No. 140.

[Steele.

Tuesday, Feb. 28, to Thursday, March 2, 1709-10.

——Aliena negotia centum
Per caput, et circa saliunt latus—
Hor., 2 Sat. vi. 33.

Sheer Lane, March 1.

Having the honour to be by my great-grandmother a Welshman, I have been among some choice spirits of that part of Great Britain, where we solaced ourselves in celebration of the day of St. David. I am, I confess, elevated above that state of mind which is proper for lucubration: but I am the less concerned at this, because I have for this day or two last past observed, that we novelists have been condemned wholly to the pastry-cooks, the eyes of the nation being turned upon greater matters.[127] This therefore being a time when none but my immediate correspondents will read me, I shall speak to them chiefly at this present writing. It is the fate of us who pretend to joke, to be frequently understood to be only upon the droll when we are speaking the most seriously, as appears by the following letter to Charles Lillie:

"Mr. Lillie, "London, February 28, 1709/10.

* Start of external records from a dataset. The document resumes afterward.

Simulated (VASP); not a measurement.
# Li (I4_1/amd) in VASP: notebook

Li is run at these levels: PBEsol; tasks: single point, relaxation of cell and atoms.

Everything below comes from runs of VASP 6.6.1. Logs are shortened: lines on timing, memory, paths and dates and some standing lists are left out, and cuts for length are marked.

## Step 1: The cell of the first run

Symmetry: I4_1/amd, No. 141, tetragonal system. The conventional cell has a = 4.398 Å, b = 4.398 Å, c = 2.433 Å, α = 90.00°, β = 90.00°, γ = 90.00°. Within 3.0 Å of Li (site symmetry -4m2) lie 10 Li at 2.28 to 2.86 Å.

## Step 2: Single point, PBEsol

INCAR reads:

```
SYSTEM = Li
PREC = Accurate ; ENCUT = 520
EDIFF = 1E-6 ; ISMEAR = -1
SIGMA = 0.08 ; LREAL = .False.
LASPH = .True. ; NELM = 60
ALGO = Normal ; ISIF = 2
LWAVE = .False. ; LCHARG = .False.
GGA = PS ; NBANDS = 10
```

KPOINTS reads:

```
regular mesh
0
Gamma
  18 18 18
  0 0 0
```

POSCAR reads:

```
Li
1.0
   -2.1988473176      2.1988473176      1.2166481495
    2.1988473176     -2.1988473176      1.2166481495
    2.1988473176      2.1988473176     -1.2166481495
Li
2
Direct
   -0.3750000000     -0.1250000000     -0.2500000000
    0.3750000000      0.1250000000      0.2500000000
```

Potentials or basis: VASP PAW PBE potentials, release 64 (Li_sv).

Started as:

"It being professed by 'Squire Bickerstaff, that his intention is to expose the vices and follies of the age, and to promote virtue and goodwill amongst mankind; it must be a comfort, to a person labouring under great straits and difficulties, to read anything that has the appearance of succour. I should be glad to know therefore, whether the intelligence given in his Tatler of Saturday last,[128] of the intended charity of a certain citizen of London, to maintain the education of ten boys in writing and accounts till they be fit for trade, be given only to encourage and recommend persons to the practice of such noble and charitable designs, or whether there be a person who really intends to do so. If the latter, I humbly beg Squire Bickerstaff's pardon for making a doubt, and impute it to my ignorance; and most humbly crave, that he would be pleased to give notice in his Tatler, when he thinks fit, whether his nomination of ten boys be disposed of, or whether there be room for two boys to be recommended to him; and that he will permit the writer of this to present him with two boys, who, it is humbly presumed, will be judged to be very remarkable objects of such charity.

"Sir,
"Your most humble Servant."

I am to tell this gentleman in sober sadness, and without jest, that there really is so good and charitable a man as the benefactor inquired for in his letter, and that there are but two boys yet named. The father of one of them was killed at Blenheim, the father of the other at Almanza. I do not here give the names of the children, because I should take it to be an insolence in me to publish them, in a charity which I have only the direction of as a servant, to that worthy and generous spirit who bestows upon them this bounty, without laying the bondage of an obligation. What I have to do is to tell them, they are beholden only to their Maker, to kill in them as they grow up the false shame of poverty, and let them know, that their present fortune, which is come upon them by the loss of their poor fathers on so glorious occasions, is much more honourable, than the inheritance of the most ample ill-gotten wealth.